Location: Soil, Water & Air Resources ResearchTitle: Corn stover harvest, tillage, and cover crop effects on soil health indicators
|OBRYCKI, JOHN - Orise Fellow|
|BIRRELL, STUART - Iowa State University|
Submitted to: Soil Science Society of America Journal
Publication Type: Peer Reviewed Journal
Publication Acceptance Date: 4/16/2018
Publication Date: 8/2/2018
Publication URL: https://handle.nal.usda.gov/10113/6551239
Citation: Obrycki, J.F., Karlen, D.L., Cambardella, C.A., Kovar, J.L., Birrell, S.J. 2018. Corn stover harvest, tillage, and cover crop effects on soil health indicators. Soil Science Society of America Journal. 82(4):910-918. https://doi.org/10.2136/sssaj2017.12.0415.
Interpretive Summary: Harvesting corn residue can help producers manage fields and provide additional income when the stover is sold to animal or bio-product markets, but excessive stover removal increase soil erosion potential and can hasten soil degradation. This Central Iowa study used no-tillage and chisel plow methods and compared soil health indicators after five years of growing continuous corn and removing stover at three different rates. Overall, harvesting stover did not consistently impair soil functions, but an important soil organic matter fraction was reduced when stover was removed or the soil was tilled. Adding a cereal rye cover crop to the continuous corn improved nitrogen cycling. This research will be useful to producers, crop consultants, conservationists, bio-economy investors, and researchers interested in productivity, soil organic matter and nitrogen cycling.
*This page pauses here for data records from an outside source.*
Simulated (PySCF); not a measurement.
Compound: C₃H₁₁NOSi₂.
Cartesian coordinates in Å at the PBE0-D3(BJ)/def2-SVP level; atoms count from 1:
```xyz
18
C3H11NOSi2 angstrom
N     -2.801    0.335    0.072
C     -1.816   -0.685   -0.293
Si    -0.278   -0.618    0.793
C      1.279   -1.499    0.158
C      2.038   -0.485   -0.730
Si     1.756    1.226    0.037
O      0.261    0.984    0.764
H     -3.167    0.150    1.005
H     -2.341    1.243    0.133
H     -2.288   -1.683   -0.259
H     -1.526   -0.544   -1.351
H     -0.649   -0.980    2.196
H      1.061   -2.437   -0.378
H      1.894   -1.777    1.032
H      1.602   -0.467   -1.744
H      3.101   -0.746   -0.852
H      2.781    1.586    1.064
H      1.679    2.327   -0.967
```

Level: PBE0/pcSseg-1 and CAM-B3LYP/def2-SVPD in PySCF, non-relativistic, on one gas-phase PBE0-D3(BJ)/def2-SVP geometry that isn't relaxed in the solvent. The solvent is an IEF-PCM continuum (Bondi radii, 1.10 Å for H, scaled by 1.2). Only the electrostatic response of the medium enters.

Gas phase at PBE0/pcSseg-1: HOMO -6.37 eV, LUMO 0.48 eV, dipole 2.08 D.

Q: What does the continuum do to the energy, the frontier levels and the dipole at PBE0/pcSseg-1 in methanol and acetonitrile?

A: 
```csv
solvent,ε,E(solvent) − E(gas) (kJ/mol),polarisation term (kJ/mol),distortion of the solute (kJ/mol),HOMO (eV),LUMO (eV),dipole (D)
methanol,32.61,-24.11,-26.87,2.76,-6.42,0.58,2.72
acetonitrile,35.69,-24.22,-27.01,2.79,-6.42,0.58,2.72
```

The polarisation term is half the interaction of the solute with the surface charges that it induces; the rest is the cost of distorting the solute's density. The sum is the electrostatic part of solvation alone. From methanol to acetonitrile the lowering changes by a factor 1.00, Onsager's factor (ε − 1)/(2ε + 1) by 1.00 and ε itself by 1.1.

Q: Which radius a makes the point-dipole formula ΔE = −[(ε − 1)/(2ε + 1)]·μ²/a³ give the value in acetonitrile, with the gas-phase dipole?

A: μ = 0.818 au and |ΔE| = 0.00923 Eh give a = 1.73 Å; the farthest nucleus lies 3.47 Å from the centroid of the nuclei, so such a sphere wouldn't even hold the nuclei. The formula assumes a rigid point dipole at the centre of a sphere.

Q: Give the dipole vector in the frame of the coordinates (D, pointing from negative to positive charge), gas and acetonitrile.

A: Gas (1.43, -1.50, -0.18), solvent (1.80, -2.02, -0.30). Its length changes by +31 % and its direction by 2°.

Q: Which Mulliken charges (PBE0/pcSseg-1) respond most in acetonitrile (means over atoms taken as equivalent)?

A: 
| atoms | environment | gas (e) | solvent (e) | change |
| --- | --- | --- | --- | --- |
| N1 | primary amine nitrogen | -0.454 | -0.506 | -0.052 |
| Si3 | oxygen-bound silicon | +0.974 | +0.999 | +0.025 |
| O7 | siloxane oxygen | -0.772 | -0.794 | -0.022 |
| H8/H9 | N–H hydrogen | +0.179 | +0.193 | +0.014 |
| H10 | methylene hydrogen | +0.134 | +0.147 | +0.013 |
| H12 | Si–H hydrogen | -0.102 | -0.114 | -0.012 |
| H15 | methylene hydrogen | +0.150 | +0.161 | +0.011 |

Technical Abstract: Monitoring soil health indicators (SHI) will help ensure corn (Zea mays L.) stover harvest is sustainable. This study examines SHI changes after five years of growing continuous corn using either chisel plow or no-tillage practices and harvesting 0, ~35, or ~60% of the stover. Two no-tillage treatments with a cereal rye (Secale cereale L.) cover crop and stover harvest rates of ~35 or ~60% were also evaluated. All eight treatments were replicated four times in a randomized complete block design at an 11 ha site in Boone County, Iowa. Soil samples were collected following grain and stover harvest from 0 to 5- and 5 to 15-cm depth increments. Particulate organic matter carbon (POM-C) decreased when stover was removed or the soil was chisel plowed. No-till with 0% stover removal had 10 mg g-1 POM-C in the 0 to 5-cm soil layer, which was 1.9-fold higher than other treatments. Potentially mineralizable nitrogen (PMN) was greater in cover crop treatments. Average PMN values were 56.9 and 45.5 µg g-1 PMN for no-till with cereal rye at 0 to 5- and 5 to 15-cm depths, respectively, compared to 17.5 and -3.7 µg g-1 PMN for the same no-till treatments without cereal rye. Other soil properties did not respond to increasing levels of stover removal. At this location and at the studied removal rates, five years of harvesting corn stover did not consistently decrease soil health, but POM-C data suggest changes may be occurring. Long-term monitoring should continue and assess corn stover harvest sustainability.